Appalshop is working with local and national partners to build a new model of economic development based in grassroots arts and culture.
In 1969, Appalshop was born when a group of young people in Whitesburg, Kentucky got funding from the American Film Institute and the Office of Economic Opportunity’s War on Poverty to train local people in media making skills. Economic development was the goal from the start. With their new skills, they created new jobs and new markets. With the media they made, they told a new story about the place they called home: its poverty and illness, and its deep cultural bonds and riches. Appalshop’s grassroots, place-based media making has been linking cultural and economic development ever since.

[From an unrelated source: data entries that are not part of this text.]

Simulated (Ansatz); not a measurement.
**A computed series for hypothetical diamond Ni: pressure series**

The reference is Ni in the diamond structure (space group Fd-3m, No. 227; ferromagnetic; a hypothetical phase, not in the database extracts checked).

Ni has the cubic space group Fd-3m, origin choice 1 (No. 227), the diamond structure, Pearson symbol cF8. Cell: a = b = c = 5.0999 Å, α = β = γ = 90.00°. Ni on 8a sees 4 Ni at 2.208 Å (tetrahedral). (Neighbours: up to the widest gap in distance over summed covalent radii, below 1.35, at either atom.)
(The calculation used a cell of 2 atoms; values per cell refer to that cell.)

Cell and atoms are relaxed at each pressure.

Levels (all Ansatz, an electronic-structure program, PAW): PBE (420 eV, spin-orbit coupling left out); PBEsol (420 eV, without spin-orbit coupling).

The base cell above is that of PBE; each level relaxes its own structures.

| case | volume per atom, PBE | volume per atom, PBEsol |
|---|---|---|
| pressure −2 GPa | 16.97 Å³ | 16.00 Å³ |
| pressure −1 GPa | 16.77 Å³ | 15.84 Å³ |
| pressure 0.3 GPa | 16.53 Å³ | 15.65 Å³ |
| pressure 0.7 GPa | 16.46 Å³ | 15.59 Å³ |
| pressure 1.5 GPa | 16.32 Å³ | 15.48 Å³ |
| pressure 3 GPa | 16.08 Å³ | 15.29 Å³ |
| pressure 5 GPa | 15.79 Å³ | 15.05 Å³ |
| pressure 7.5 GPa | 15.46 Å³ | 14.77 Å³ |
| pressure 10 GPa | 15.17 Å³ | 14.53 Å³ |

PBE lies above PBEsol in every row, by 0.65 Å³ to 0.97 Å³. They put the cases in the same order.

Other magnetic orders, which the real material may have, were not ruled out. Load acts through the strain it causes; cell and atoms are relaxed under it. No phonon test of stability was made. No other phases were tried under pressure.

In 2014, Appalshop began its next chapter. Faced with the end of central Appalachia’s coal-based economy, a new generation of Appalshop leaders partnered with economists from Lafayette College’s Economic Empowerment and Global Learning Project (EEGLP) and researchers from Imagining America: Artists and Scholars in Public Life (IA) to launch a national initiative for community revitalization and economic development based in creative placemaking and placekeeping.
This initiative has drawn practitioners and researchers from across the country to the mountains of eastern Kentucky in pursuit of answers to two central questions: 1) How can arts and culture promote individual voice and collective agency, unbounding a community’s imagination and ambition in order to create the conditions for equitable economic and civic development? 2) In what ways can a community organize itself to build an economy that’s broad-based, equitable, and sustainable?
At the center of this project is the Letcher County Culture Hub: a growing collaboration among community centers, artist and artisan organizations, business associations, volunteer fire departments, elected officials, government and educational organizations, and local for- and nonprofit corporations, convened and facilitated by community organizers at Appalshop.
The Culture Hub is founded on the principle that every community has latent assets they can turn into new community wealth—but only if they can unbound their imaginations and tell new stories about themselves. Working together through the Culture Hub, partners have restarted cultural events that are once again drawing visitors from around the country; the creation of new markets for artists, musicians, and other cultural producers; the strengthening of anchor institutions that reach the most disenfranchised citizens of the county; and the founding of new businesses in sectors from food production to technology.